Solid Waste & Recycling


Metro Waste facility for B.C. Lower Mainland

Recognizing the need for a larger capacity materials recovery facility (MRF) in Vancouver's Lower Mainland, Metro W...

Recognizing the need for a larger capacity materials recovery facility (MRF) in Vancouver’s Lower Mainland, Metro Waste Paper Recovery Inc. is taking a major step forward with the opening of a new 80,000 square foot multi-stream recycling and processing facility.

In addition to the conventional methods of the collection and processing of recyclable materials, this new facility will also be fully equipped to now offer customers the option of co-mingling their recyclable materials.

With a start-up investment of $5 million, Metro Waste will design and operate the new facility.
Scheduled to be operational by mid-summer, this more centralized facility will be strategically located in the Burnaby area, replacing the company’s current smaller facility in Surrey. It is expected to employ approximately 40 people.

“This new facility marks a significant step forward in how we offer recycling services in the Lower Mainland to all sectors, including commercial, industrial, printing and municipal customers,” says Al Metauro, CEO of Metro Waste Paper Recovery. “We’ll be able to better meet the new standards set in the industry, offering more sustainable programs and achieving higher yields of recyclable materials. Ultimately, this all leads to reductions in waste management costs for our customers.”

It will also allow for increased growth in all sectors, ensuring the ability to continue to support municipal programs, and specifically, municipalities wanting to implement zero waste initiatives.

With an anticipated processing capacity of up to 200,000 metric tonnes per year and featuring more updated processing equipment than the company’s current facility in Surrey, one of the significant key benefits realized will be much greater flexibility for material sorting. This will have a positive impact on raising the standards for the different types of collection methods that Metro Waste presently offers its customers in the Lower Mainland.

“We’ll now be able to offer our customers even more flexibility in how materials are collected, including the co-mingling of recyclables, greatly reducing the amount of pick-ups required to remove recyclables at a site,” says Brandon Rogers, Metro Waste’s Operations Manager for the Lower Mainland. “This equates directly to a reduction in our carbon footprint as the service provider.”

A new automated optical separation scanner will be installed that will scan and segregate, at 160 feet per square per second, the different types of materials such as tin, aluminum and all grades of plastics. This highly sensitive scanner analyzes each item by classification, recognizing the size, weight and density of the item.

For plastics, the scanner has the capability of identifying the specific type of plastic an item is made from. Whether is it a clear water bottle, shampoo bottle or ice cream bucket, the item will no longer need to be identified by the recycling code or the human eye.

Disc screens will also be installed on the fibre line, providing superior efficiency in separating old corrugated cardboard containers from other types of paper fibre, in addition to non-fibre containers and residue.
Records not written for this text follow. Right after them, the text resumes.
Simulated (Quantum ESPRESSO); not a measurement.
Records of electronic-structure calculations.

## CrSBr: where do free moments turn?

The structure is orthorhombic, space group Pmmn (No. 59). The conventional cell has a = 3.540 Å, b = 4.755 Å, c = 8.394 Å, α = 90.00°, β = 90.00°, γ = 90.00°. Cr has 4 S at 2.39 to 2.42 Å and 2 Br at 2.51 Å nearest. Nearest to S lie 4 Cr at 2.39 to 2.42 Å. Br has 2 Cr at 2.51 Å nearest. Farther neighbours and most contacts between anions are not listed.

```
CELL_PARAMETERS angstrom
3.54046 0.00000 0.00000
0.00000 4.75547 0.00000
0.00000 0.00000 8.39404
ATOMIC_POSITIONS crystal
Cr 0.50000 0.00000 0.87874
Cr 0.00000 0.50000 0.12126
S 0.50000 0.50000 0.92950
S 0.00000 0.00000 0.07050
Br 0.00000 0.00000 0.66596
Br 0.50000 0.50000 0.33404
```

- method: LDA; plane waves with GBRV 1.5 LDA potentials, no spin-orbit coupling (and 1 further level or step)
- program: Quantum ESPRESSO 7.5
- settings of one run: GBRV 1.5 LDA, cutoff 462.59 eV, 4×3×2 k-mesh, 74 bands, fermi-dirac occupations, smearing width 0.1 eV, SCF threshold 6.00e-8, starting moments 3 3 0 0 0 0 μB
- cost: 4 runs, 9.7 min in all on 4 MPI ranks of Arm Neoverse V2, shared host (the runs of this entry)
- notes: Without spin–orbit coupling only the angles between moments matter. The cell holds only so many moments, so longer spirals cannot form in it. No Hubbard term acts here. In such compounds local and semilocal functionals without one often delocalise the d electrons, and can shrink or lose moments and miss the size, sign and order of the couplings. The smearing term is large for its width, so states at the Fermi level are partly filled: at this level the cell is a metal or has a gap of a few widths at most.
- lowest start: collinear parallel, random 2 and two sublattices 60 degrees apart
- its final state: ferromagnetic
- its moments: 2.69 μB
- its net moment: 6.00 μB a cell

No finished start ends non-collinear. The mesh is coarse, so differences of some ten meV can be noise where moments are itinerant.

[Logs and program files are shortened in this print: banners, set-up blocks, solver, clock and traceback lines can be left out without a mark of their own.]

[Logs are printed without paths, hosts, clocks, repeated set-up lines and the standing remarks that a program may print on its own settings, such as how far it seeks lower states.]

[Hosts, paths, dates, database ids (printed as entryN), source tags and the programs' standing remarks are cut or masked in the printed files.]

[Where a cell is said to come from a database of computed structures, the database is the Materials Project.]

“This specialized equipment is ideal for the co-mingled, single stream collection we’ll be implementing, as it will decrease the amount of human labor required for separating the materials. The result is a noticeably substantial increase in consistency and accuracy, producing a much higher grade of the final separated materials,” says Rogers.

The opening of this new multi-stream facility will confirm to Zero Waste supporters that Metro Waste will be ready to meet the goal as Metro Vancouver moves forward with its Zero Waste campaign.

“Metro Waste fully supports the concept of Zero Waste. We also recognize the fact that there is a shortage of processing facilities to meet the requirements of this kind of initiative,” explains Metauro. “There needs to be a facility that has both the capacity and the ability to process the additional multi-materials that will be diverted from the waste stream.”

“This new multi-stream facility will definitely offer the necessary features and capabilities required to meet this inititiative. We’re prepared to take the lead by investing in this new facility, allowing us to handle the multi-materials generated from the Zero Waste campaign in the Lower Mainland.”

By no means is the concept of Zero Waste foreign to the company. In fact, it has been a major component of Metro Waste’s mandate and business plan since the company’s inception in 1979. It has been further promoted with the recent introduction of the company’s new corporate philosophy, Greenby Nature.

“It’s a simple concept,” states Metauro. “We offer the means to keep as much recyclable materials out of landfills, our Minimum Waste program defines what and how materials can be diverted. We support the program by educating the customer, supplying the necessary equipment and making the whole process work, including the collecting and processing of the materials for recycling.

We see our primary job as making our customers Greenby Nature, delivering tangible results that impact both an organization’s environmental footprint and their bottom line.”